Dick of the Dead
Rachel Loden
An author’s statement
Eleven Questions in Search of an Author
What do you do when you ought to be doing other things?
When I was supposed to be writing this the other night, I was instead going through the OED and obsessively reading the lists of compound words that begin with “wind” or “moon” (and the quotations in which they’re used). It was absolutely narcotic—hard to stop.
What’s something we might not guess as we read your book?
That I’m the prisoner in the paddy wagon on page 32. Destination: the Tombs, a.k.a. the Manhattan
House of Detention. I was seventeen.
Who influences your writing in an unexpected way?
My husband, whose first language isn’t English. His teachers in Helsinki were a bunch of nuns
from St. Louis and he came to this country to study mathematics at the age of sixteen. Now you
can tell only very rarely—when he pronounces a word or structures a sentence a little differently.
I find it defamiliarizes the language for me in a useful and pleasurable way. Plus he’s kept me
intellectually nimble, just trying to keep up.
What’s one of the oddest things that ever happened to you?
It had to do with a package in the mailbox. My mother, brother and I were living in a rented apartment in Berkeley and FBI agents (like mailmen) were known to come to the door, inquiring after my mother’s questionable activities in the labor movement and elsewhere.

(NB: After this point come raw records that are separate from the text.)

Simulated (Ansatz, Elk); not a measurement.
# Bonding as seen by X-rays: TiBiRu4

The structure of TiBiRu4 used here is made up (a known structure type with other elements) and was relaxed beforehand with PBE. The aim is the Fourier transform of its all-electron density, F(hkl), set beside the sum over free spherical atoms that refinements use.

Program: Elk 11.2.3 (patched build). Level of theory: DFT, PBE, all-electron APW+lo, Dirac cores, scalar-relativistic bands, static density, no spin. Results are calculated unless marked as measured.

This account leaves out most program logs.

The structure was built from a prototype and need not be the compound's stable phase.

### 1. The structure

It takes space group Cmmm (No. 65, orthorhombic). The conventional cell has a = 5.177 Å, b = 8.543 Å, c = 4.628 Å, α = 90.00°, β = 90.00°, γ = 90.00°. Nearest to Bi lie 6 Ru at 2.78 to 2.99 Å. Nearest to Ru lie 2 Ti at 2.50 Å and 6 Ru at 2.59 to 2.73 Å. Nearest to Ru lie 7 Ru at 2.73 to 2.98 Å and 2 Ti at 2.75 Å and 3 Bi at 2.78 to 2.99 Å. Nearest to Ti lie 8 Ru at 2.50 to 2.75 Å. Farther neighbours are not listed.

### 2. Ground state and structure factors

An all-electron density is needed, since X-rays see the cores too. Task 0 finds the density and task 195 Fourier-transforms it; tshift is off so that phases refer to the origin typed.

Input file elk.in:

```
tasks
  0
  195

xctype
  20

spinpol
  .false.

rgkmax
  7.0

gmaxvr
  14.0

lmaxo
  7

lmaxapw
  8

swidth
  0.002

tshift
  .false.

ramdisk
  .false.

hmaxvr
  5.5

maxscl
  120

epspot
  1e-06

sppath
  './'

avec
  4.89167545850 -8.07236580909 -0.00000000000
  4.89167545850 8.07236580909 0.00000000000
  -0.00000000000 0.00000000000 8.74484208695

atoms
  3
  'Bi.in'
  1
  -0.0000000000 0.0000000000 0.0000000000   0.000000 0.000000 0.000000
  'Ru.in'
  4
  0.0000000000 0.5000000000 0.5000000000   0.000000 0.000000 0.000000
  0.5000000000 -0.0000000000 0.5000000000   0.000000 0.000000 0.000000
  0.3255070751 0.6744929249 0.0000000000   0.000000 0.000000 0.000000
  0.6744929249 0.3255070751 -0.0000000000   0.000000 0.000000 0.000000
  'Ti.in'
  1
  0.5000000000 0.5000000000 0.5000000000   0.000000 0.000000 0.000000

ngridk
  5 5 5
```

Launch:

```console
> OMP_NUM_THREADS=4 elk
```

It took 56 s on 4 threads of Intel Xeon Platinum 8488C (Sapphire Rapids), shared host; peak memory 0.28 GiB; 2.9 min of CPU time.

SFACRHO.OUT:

So it seemed quite peculiar to come home from grade school and open up a package containing The Social Blue Book of Seattle. Even more peculiar, we were listed in it at our actual, semiridiculous address of “2919 -1/2 Deakin Street.” I knew it was my Seattle grandmother’s doing, but what I didn’t learn till much later was that that formidable lady herself had, in early days, reported her daughter to Hoover’s minions.
But I remember thinking how funny and poignant that “1/2” was in the address, given the Blue Book’s pretensions.
Why didn’t you go to school to learn to write?
One explanation is that I didn’t get the chance—at first because my family fell apart and later because I was busy with other things, like childrearing.
But actually teachers were sending me to the library for independent study as early as sixth grade. That was supposed to be an honor and I guess it was, but it was also a trifle lonely.
In the end I came to relish solitude and chose to make the best of it. That was a piece of luck because it opened the door to my vocation. And without any student loans.
Would you recommend that route to others?
Not if you want the more practical sorts of doors held wide for you, which is a natural human longing. Your teachers, your mentors, perhaps even your friends, will be not so much laid away in books (in Dickinson’s phrase) as contained in them. You have to open them yourself. But when you do, of course, what friends—their generosity is astonishing.
So you just go on your nerve, as O’Hara said, even when it seems impossible that nerve alone will cut it.
But my story ought to be reassuring to spinners of poetry conspiracies because, as it turns out, to the people who really count—your peers—all that matters is whether you can write.
How did you learn to write, then?
That’s an ongoing project. But back then (as now) it was only by reading and falling seriously in love with my reading.
Beyond that I invented some fairly loopy training regimens. For example, I bought a stack of black and white composition books and drew a line down the middle of each page. Then I recorded snippets of language—things I heard or odd juxtapositions that popped into my head. Like a magpie, perhaps, stealing shiny bits from which to make my nest.
What do you find amusing?
There was a man on the BBC just now, discussing the economy, and (unless I’m hearing things)
his name was Roger Boodle.
If you could change places with someone for a day, whom would you choose?
Chrissie Hynde (of the Pretenders), possibly circa 1980.
What else would you like to do other than write poetry?
Make collages, illuminated books, and interactive hypermedia poems. But Tricky D. would
probably try to sneak into them. (Shall I resist that? I don’t know.)
What’s eerie for you about the main drag in the town where you live?
That my young, startlingly handsome uncle, Russell Ulrich, crashed and died there years before I was born. He arrived from Seattle to join the freshman class at Stanford and, in that first year, loaned money to a classmate for an illegal abortion; in return he was given a car. Unfortunately the brakes failed and that was the end of Russell on the royal road, El Camino Real. I don’t know exactly where it happened, which may (or may not) be all to the good.
What I do know is that I likely wouldn’t exist without this set of facts. Another story!